SittingElf said:
What you are referring to is 15 USC 2302(c). To wit:
(c) Prohibition on conditions for written or implied warranty; waiver by Commission
No warrantor of a consumer product may condition his written or implied warranty of such product on the consumer’s using, in connection with such product, any article or service (other than article or service provided without charge under the terms of the warranty) which is identified by brand, trade, or corporate name; except that the prohibition of this subsection may be waived by the Commission if—
(1) the warrantor satisfies the Commission that the warranted product will function properly only if the article or service so identified is used in connection with the warranted product, and
(2) the Commission finds that such a waiver is in the public interest.
The Commission shall identify in the Federal Register, and permit public comment on, all applications for waiver of the prohibition of this subsection, and shall publish in the Federal Register its disposition of any such application, including the reasons therefor.

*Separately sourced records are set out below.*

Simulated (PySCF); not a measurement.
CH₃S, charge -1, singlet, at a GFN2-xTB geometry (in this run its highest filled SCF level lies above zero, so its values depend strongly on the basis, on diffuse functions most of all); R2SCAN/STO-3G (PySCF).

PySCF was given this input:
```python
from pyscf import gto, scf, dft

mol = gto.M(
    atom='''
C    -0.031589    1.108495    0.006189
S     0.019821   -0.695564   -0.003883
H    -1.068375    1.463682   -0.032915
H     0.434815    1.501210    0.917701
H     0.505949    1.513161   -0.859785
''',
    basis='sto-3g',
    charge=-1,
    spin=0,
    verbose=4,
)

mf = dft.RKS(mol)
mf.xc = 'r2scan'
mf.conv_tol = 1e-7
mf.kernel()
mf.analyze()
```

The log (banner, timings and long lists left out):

I'm sure Festool is aware of this Act, and from reading much of the whole Act, I think they have outs for damage CAUSED by non-Festool components.
Classic example is the early Dust Deputy that was killing CT circuit boards when operated on Festools Dust Collectors.
Nonetheless, there IS the Act, and Festool must abide by the code...and if exceptions are made, they must have been approved by the FTC.
Cheers,
Frank
Here in Canada warranties are handled much the same as the magnussen moss antitrust act in the USA.
As a form of consumer protection for Canadians the Competition Act is designed so that OEM manufacturers cannot claim a monopoly and bind consumers to only buy from them. These are better known as ‘anti-consumer’ practices and are very openly proclaimed as being illegal in the Competition Act and the Magnusson-Moss Warranty Act.
Here’s an example from the US Federal Trade Commission (FTC) better explaining what the law in the Magnusson-Moss Warranty Act states:
“Generally, tie-in sales provisions are not allowed. Such a provision would require a purchaser of the warranted product to buy an item or service from a particular company to use with the warranted product in order to be eligible to receive a remedy under the warranty. The following are examples of prohibited tie-in sales provisions.
For example; Quote
“In order to keep your new Plenum Brand Vacuum Cleaner warranty in effect, you must use genuine Plenum Brand Filter Bags. Failure to have scheduled maintenance performed, at your expense, by the Great American Maintenance Company, Inc., voids this warranty.”
This above law can be used in many different situations like getting your home appliances serviced by third-party service providers, and still keeping the warranty valid.
In the case of ink or toner cartridges, using remanufactured ink or toner is legally NOT going to void your warranty unless the OEM manufacturer is ready to take action to prove that the remanufactured ink or toner cartridge caused the printer or copier to fail, and in most cases this is highly unlikely." End quote.
Kind of like Ford insisting that their warranty is void because you used a Fram oil filter instead of the Ford branded filter. Simply doesn't happen and nor should it in this case.
So in keeping with this thread about "how many of us use non-Festool blades?" And vis-a-vis Festool stating unilaterally that use of non-festool will void the warranty is patently counter to the legislation in BOTH Canada and the U.S. The onus is on Festool to PROVE that the non-festool consumable in this case was responsible for or caused the tool failure, period.